We continually follow market forecasts for the commercial pilot industry and one of the major suppliers of such analysis is Boeing.
Air travel is becoming an even bigger part of people's lives and Boeing confirms that the in-service fleet will double by 2037. Their outlook proves a valuable tool to prepare for the growth long into the future. It should also be a source of motivation and support for those interested in the career prospects for those training to become a pilot.
So, with this in mind, what does the 2018 report predict for the next 20 years? Here are some of the highlights...
"THIS YEAR, WE AGAIN FORECAST A GROWING DEMAND FOR NEW JETLINERS, AS AIRLINES AND OTHER OPERATORS LOOK TO RENEW AND GROW THEIR FLEET TO SERVE MORE PASSENGERS AND CARRY MORE CARGO... THIS SECTOR ALSO INCLUDES THE TRAINING OF PILOTS AND TECHNICIANS TO OPERATE THE AIRPLANES AND THE EMERGING FIELD OF DATA ANALYTICS TO FURTHER ENHANCE OPERATIONAL EFFICIENCY."
Vice President | Commercial Marketing | The Boeing Company
How will the market growth affect recruiting airlines?

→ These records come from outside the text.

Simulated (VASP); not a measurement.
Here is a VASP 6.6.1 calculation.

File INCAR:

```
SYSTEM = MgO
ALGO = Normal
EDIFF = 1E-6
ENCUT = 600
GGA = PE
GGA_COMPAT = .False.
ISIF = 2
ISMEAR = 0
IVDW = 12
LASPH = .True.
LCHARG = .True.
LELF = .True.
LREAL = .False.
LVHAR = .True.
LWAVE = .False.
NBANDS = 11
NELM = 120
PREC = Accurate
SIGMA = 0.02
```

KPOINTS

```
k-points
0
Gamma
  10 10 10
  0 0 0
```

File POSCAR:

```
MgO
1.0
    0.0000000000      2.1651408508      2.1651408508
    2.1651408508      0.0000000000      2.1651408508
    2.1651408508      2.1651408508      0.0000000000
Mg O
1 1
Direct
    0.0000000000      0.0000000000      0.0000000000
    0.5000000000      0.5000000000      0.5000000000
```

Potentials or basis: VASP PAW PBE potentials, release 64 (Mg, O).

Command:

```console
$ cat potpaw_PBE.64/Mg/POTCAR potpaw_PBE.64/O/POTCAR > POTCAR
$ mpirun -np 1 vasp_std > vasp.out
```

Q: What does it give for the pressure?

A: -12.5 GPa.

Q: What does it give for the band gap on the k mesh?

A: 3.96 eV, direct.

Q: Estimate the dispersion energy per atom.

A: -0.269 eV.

"The pilot labour supply has continued to tighten amid strong global air traffic growth, leading to challenges for the industry in recruiting and retaining qualified pilots and flight instructors. Pilot provisioning services can fill temporary shortfalls in staffing, while crew planning and scheduling tools can assist in ensuring an adequate number of flight crew are available at the right time and location.Regional markets that have relied heavily on recruiting pilots from outside their home location are increasingly seeking to recruit, train, and develop locally sourced pilots through increased investments in educational outreach and ab initio programs (full pilot training including ground school). Rising training costs coupled with a tight labour market will spur changes to how pilots are trained and retained."
Europe in focus
European air traffic continued its strong run in 2017, with network airlines carrying 5.3 percent more passenger traffic than in 2016 and the largest low-cost carriers (LCC) in Europe reporting an increase in short-haul passenger traffic of 13.2 percent. These strong traffic increases came in the face of GDP growth in Europe of only 2.8 percent, suggesting that European aviation is not entirely dependent on GDP to generate traffic growth.